PL1: History and Overview of Programming Languages (1.5/.5)

PL2: Virtual Machines (1)

PL3: Formal Languages and Language Analysis (1.5/.5)

PL4: Language Translation Systems (1.5/1/1)

PL5: Types (5/0/1)

PL6: Control of execution (3/1)

PL7: Declarations and Modules (5)

PL8: Run-time Storage Management (3)

PL9: Programming Language Semantics (2/0/3)

PL10: Functional Programming Paradigms (5)

PL11: Object-Oriented Programming Paradigm (4/0/1)

PL12: Distributed and Parallel Programming Constructs (3/2/2)

The numbers after each KU titles are the number of hours devoted to the KU. If there is only a single number then all topics are at the core level. If there are multiple numbers then the first represents core hours, the second represents intermediate, and the last (if present) represents advanced hours. We were inconsistent in listing intermediate and advanced topics (and in fact weeded out most advanced topics). Most remaining are there because they were felt by at least one member of the committee to be a candidate for moving to a stronger requirement.

We included justification for most of the KU's, but because of a lack of time, were not able to include them for all KU's. We will add these later. We also hope to have the benefit of comments from a wider group by the time we prepare the next version of this report.

The three processes of theory, abstraction, and design are well represented here. PL3 (formal languages) and PL9 (formal semantics) provide the strongest representation of theory in the curriculum, though aspects of theory also show up in discussions of type checking in PL5. Abstraction is very well represented in these KU's as programming languages provide abstractions for controlling computations and the representation of information. PL2 (Virtual machines), PL5 (types), PL6 (Control of Execution), PL7 (Declarations and Modules), as well as sections of PL10 (Functional Paradigm), PL11 (Object-oriented Paradigm) all present a heavy dose of abstraction. Design shows up in examination of trade-offs in choosing language constructs as well as PL4 (Language Translation Systems), PL8 (Run-time Storage Management), and PL12 (Distributed and Parallel Programming Constructs). Design also shows up in discussions of various programming language paradigms.

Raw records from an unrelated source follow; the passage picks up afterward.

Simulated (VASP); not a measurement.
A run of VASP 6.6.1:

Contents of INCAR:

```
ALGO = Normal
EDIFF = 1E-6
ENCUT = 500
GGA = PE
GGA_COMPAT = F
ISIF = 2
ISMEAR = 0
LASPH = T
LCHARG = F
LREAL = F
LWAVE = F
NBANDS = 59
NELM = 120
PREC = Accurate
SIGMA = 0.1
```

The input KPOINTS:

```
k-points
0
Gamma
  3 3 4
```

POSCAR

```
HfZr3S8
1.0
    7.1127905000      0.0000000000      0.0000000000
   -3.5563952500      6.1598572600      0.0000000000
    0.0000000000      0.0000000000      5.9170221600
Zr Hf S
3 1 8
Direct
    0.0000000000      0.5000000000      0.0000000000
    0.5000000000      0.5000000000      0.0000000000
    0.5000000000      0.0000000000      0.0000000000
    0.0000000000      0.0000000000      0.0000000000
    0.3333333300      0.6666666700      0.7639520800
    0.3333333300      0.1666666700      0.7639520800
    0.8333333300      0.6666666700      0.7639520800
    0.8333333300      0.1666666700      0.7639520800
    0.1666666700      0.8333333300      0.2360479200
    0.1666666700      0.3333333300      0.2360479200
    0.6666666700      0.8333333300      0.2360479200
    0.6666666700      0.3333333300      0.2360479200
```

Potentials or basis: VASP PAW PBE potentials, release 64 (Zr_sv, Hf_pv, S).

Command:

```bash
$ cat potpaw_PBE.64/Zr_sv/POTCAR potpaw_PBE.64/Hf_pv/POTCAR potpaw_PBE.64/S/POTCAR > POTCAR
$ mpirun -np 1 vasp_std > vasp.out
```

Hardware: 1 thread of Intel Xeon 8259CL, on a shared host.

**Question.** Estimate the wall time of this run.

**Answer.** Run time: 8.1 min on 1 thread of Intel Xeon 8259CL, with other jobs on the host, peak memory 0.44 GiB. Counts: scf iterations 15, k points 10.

The knowledge units presented here do not have any explicit requirements for mathematics and physical sciences, though we expect that discrete mathematics will be important for the prerequisites of many topics. We have not yet prepared model courses with these KU's. We have not yet completely fixed the lists of prerequisites and requisites, so many will be revised later.

As a last thought before presenting the programming language knowledge units: We note that examination of the use of programming languages over the last 30 to 40 years has made it absolutely clear that trends in programming language usage change dramatically over time. Mainstream languages have moved from FORTRAN and COBOL in the 60's to PL/I, Pascal and C in the '70's (and beyond for the last two) to Smalltalk and C++ in the '80's (and beyond) to Java in the '90's - and that is ignoring large programming subcultures using languages like LISP/Scheme, APL, PROLOG, ML, Visual Basic, Perl, etc. Clearly no programmer can expect to use the same language or even the same language family/paradigm during her career. An understanding of the core concepts of programming languages and different programming language paradigms will better enable programmers to keep up with language changes that will occur over their careers.

PL1: History and Overview of Programming Languages (1.5/.5)

A brief historical survey of major early developments in programming languages, beginning with the evolution of procedural high-level languages. An overview of contemporary programming paradigms and their related languages, including procedural, object-oriented, functional, logic, and parallel programming. Language families and trends.

Recurring Concepts: evolution, conceptual and formal models, complexity of large problems, efficiency, tradeoffs and consequences, levels of abstraction, security

Core Lecture Topics: (One and a half hours minimum)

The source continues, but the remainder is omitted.